The Doom franchise is no stranger to being installed on unexpected devices, but this might be its most delicious yet.
Instagram user Richard Mallard has managed to run Doom Eternal on his Samsung fridge thanks to xCloud.
Spotted by the Verge, Mallard shared a video of his results to his personal profile on Monday, showing an early level of Doom Eternal running and responding to his Xbox controller inputs on the Samsung fridge’s screen. Mallard achieved this by sideloading the Android version of the Xbox Game Pass app onto his not-so-mobile device.

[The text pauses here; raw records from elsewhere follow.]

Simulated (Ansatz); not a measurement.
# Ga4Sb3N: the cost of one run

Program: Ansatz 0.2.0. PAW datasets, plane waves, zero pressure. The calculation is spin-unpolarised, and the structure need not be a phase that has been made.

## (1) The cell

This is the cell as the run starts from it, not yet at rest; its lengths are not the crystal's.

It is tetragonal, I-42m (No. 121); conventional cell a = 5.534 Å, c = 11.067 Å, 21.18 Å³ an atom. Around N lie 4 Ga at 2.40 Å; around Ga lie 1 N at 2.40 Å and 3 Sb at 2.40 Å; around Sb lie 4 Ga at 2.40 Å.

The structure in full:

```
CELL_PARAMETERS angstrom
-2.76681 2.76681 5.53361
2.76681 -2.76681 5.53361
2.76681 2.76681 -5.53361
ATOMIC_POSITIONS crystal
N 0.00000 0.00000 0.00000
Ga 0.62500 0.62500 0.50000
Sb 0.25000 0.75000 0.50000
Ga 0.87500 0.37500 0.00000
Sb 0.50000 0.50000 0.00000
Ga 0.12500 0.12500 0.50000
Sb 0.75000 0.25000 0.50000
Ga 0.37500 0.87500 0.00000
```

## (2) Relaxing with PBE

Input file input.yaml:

The app actually manages to portray the correct aspect ratio on the Samsung fridge’s screen, although the screen is formatted in portrait mode, so there’s several inches of unused space. Nevertheless, the game appears to run about as smooth as you could hope for on a cloud streaming service.
Mallard also managed to play Gears 5 multiplayer on his Samsung fridge in a subsequent video.
Of course, the Doom franchise is no stranger to being loaded onto hilariously small and/or atypical devices, although it’s usually the original 2.39MB Doom from 1993. Just last September, a programmer ran a visually rough version of Doom on a pregnancy test. Add it to the list of weird devices to play Doom on, including a Microwave, a Leapfrog educational toy, and this laptop from the set of Friends.
Funny enough, this means the xCloud game streaming service is technically available on the Samsung smart fridge before iPhones or iPads. Apple’s app guidelines make putting a service like xCloud on iOS a particularly complicated process. Apple allows for streaming services to be put on iOS as apps, but only as a “catalog app” that lets users sign up for the service and see what titles are available. Most notably, Apple requires that each game would need to have its own separate app on the iOS App Store, which doesn’t exactly work for a service like Xbox’s Game Pass, where every available title is centralized through one launcher.
Despite that hassle, Xbox head Phil Spencer allegedly indicated in an internal all-hands on meeting at Microsoft that xCloud “absolutely will end up on iOS” via a browser-based solution. Amazon’s recently announced Luna service may point at Xbox’s alleged plan.